Hours after the U.S. State Department on Thursday claimed (though failed to describe) new evidence that Russia’s military was both increasing the flow of arms to rebel fighters in eastern Ukraine and firing artillery at Ukrainian Army positions across its border, Chairman of the U.S. Joint Chiefs of Staff Gen. Martin Dempsey elevated the rhetoric against Russian President Vladimir Putin and directly invoked the idea that a new Cold War-like posture is now being taken by the U.S. military.
Speaking from the Aspen Security Forum, a defense industry conference in Colorado, Dempsey said Pentagon planners are now looking at military options “we haven’t had to look at for 20 years” and warned that Putin—whom he characterized as escalating the crisis inside Ukraine—“may actually light a fire” he cannot control. And not just in Ukraine or eastern Europe, Dempsey said, but globally.
Drawing a dramatic historical comparison, Dempsey equated Putin’s alleged involvement in eastern Ukraine to the Soviet Union’s invasion of Poland in 1939.

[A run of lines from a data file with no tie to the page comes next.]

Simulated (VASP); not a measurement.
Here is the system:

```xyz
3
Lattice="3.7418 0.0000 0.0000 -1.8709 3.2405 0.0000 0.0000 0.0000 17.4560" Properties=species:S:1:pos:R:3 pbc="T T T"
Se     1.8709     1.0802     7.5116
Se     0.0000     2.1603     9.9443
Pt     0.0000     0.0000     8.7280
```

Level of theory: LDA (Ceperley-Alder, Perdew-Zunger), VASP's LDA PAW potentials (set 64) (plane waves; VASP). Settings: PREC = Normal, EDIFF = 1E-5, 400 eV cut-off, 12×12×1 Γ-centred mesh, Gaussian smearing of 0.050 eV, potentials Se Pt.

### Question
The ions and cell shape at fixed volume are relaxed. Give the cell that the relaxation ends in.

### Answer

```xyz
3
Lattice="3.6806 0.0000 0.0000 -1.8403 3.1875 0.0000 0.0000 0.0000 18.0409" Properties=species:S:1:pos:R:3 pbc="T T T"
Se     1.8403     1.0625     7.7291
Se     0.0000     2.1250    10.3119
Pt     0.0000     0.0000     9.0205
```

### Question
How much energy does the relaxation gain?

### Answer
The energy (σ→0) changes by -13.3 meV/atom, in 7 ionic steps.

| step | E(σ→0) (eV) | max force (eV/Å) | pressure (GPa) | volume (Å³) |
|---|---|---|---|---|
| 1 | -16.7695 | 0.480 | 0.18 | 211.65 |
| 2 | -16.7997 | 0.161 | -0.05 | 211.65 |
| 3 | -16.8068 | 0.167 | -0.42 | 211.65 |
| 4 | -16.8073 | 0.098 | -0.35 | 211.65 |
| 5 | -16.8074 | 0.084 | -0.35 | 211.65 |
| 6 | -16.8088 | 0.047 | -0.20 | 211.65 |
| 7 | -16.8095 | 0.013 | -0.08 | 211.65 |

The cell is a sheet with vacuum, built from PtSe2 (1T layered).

“It does change the situation. You’ve got a Russian government that has made a conscious decision to use its military force inside another sovereign nation to achieve its objectives. It’s the first time since 1939 or so that that’s been the case,” Dempsey said. “They clearly are on a path to assert themselves differently not just in Eastern Europe, but Europe in the main, and towards the United States.”
In a separate caustic charge, Dempsey blamed the “rising tide of nationalism” in parts of Europe on “Russian activities” in Ukraine — a strange accusation given that the key Ukrainian nationalist parties are represented in the new Ukrainian government that is opposed by Moscow, but backed by the U.S. government and many in the European Union.
Earlier in the day, State Department spokesperson Marie Harf said, “We have new evidence that the Russians intend to deliver heavier and more powerful multiple rocket launchers to the separatist forces in Ukraine, and have evidence that Russia is firing artillery from within Russia to attack Ukrainian military positions.”
The charges became instant headlines in the U.S. media, though it remains unclear what level of evidence exists to support the claims.
When pushed by reporters at the briefing to give any details about the source of the intelligence or evidence to support the news charges against Russia, Harf would provide none. From the briefing transcript:
In a separate development on Thursday, the founding coalition of the Ukraine parliament in Kiev collapsed on Thursday as Prime Minister Arseniy Yatsenyuk resigned alongside the withdrawal of other key parties that came together as a block after the overthrow of the previous Ukraine government earlier this year.
“I announce my resignation in connection with the dissolution of the parliamentary coalition and the blocking of government initiatives,” Yatsenyuk said in a statement before parliament. “The coalition has fallen apart, laws haven’t been voted on, soldiers can’t be paid, there’s no money to buy rifles, there’s no possibility to store up fuel. What options do we have now?”
Meanwhile, heavy fighting continues in eastern Ukraine, forcing an increasingly dire refugee crisis along the border as eastern Ukrainians trying to escape the fighting—which includes heavy shelling in civilian areas—are surging over the Russia border in search of safety from the Ukraine Army.
According to the ITAR-TASS News Agency, citing the Russian Federal Migration Service Sergei Kalyuzhny, “at least 2.7 million Ukrainian citizens have come to Russia from the conflict-torn eastern regions.”
The ongoing violence and international political tensions over Ukraine continue to boil in the wake of last week’s tragedy surrounding Malaysian Airlines Flight MH17 which is widely believed, though not confirmed, to have been shot down “mistakenly” by Ukrainian rebels in the east.
Appearing on Democracy Now! on Thursday, editor of The Nation magazine Katrina vanden Heuvel expressed frustration over the continued poverty of U.S. media coverage of events in Ukraine that often lack context and a full understanding of the dynamics that are driving the ongoing conflict.
“I think the big story that has gone unreported in the kind of one-sided media narrative that Americans have been given in these last months is the unreported war in the southeast of Ukraine,” vanden Huevel said.
She went on to criticize overall U.S. foreign policy towards Ukraine, with particular criticism for both Secretary of State John Kerry and the continued push by the Obama administration to isolate Russia instead of engaging with it.
“Kerry often sounds like he’s the secretary of war, not the secretary of state,” she said. “We have allied ourselves, tethered ourselves to the Kiev government in a way that may make it very difficult to find a way beyond a new Cold War, if not a hot war.”